This happens especially when we perceive someone else’s views as “wrong” in our mind based on our lived experience.
I have gone through this many times myself — someone implies my perspective is “wrong” and then says that, in reality, the truth of the matter is *this or that* — all explained based on their own lived experience and understanding.
I do it too, sometimes, especially when it comes to issues I find extremely important, such as racial justice. Regardless of who does it, this approach can feel dismissive, creating contention and conflict between people internally and externally.
So how do we get past this all-too-human tendency? I have often thought that maybe the truth of the matter is that in reality, both people are right.
Maybe I’m “right” based on my point of view because it comes from my lived experience, while the person I’m conversing with is also “right” based on their lived experience.
It seems we tend to get lost in translation these days, with an inability to understand another person’s point of view and find the unity between ours and theirs.
This feels especially true when the viewpoints appear to reside on two different ends of a wide spectrum. So what do we do when someone else’s view departs so deeply from the place we reside? More often than not, we end up with two entirely different perspectives and sides of an issue, and we can’t seem to work out the resulting conflict.

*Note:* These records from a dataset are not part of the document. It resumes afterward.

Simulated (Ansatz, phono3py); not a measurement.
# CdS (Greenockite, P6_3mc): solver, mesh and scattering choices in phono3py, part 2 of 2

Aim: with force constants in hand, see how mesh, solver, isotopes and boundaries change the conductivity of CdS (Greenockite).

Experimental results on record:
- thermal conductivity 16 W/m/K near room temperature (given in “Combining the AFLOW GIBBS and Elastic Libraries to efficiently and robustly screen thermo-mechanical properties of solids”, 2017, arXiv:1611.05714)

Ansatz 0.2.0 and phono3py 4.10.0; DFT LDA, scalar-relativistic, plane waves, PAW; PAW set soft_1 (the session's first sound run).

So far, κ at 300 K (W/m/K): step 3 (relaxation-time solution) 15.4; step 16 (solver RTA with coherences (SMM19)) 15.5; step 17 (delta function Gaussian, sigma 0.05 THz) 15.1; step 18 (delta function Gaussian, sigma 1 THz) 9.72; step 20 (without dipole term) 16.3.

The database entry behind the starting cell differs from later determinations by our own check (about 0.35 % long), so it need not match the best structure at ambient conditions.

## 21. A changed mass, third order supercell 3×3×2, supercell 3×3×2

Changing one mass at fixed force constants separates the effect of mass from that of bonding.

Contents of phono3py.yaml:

We’re all human, so how is it we can be so far apart in our views? Wouldn’t it seem true at a certain point that all human beings have similar wants, needs, and desires at the deepest level? Surely we all want essentially the same things: to have our basic needs for food, clothing, and shelter met, to be loved, to have a close family, good friends, just and equal treatment, honor, respect, and the like? This list of commonalities might never be exhausted if we looked for them, yet we seem to fight with each other now more than ever before.
Could logic suggest, then, that we are all “right” from our own point of view and on a deeper human level? What might this mean if we kept this idea in mind while interacting with each other?
Might this also suggest that as human beings, we should strive to find a basis for agreement and commonality? After all, fighting with each other and harming each other corrodes our society and our ability to advance as a species. Might this also mean that in reality we can’t base relationships and conversations, and working through problems and engaging in consultation and moving towards solutions together, on perceptions of right and wrong?
If we can agree that everyone is right from their own perspective, could we find deeper connection that might bring all the “rights” together to build a more peaceful and just world?
Although I don’t necessarily come from a place of viewing things from the perspective of right and wrong – hence this essay – that stark dichotomy seems to characterize our current way of thinking with each other. It may be hard to break free of this pattern and consider new ways of being and doing, especially in light of our feelings and attitudes around injustice, oppression, tyranny, and evil acts we see happening in the world, but I wonder: What choice do we have at this time?
In terms of the racial issues at the forefront of many of the conflicts today, this begs consideration: certainly someone who is racist couldn’t possibly be right, right? If we are anti-racist we shouldn’t engage someone who we perceive as racist – right?
My prejudices will manifest in an almost automatic pilot way of thinking if I am not constantly on guard.
I also realize my prejudices usually aren’t helpful if they lead me to think someone’s beliefs and/or lived experience is “wrong” and unworthy of my attention – regardless how wrong they may seem on the surface. Worse yet, if I show disdain, take a side, or ignore their thoughts and feelings completely, we don’t stand a chance of moving past the superficial to the essence of who we are as spiritual beings.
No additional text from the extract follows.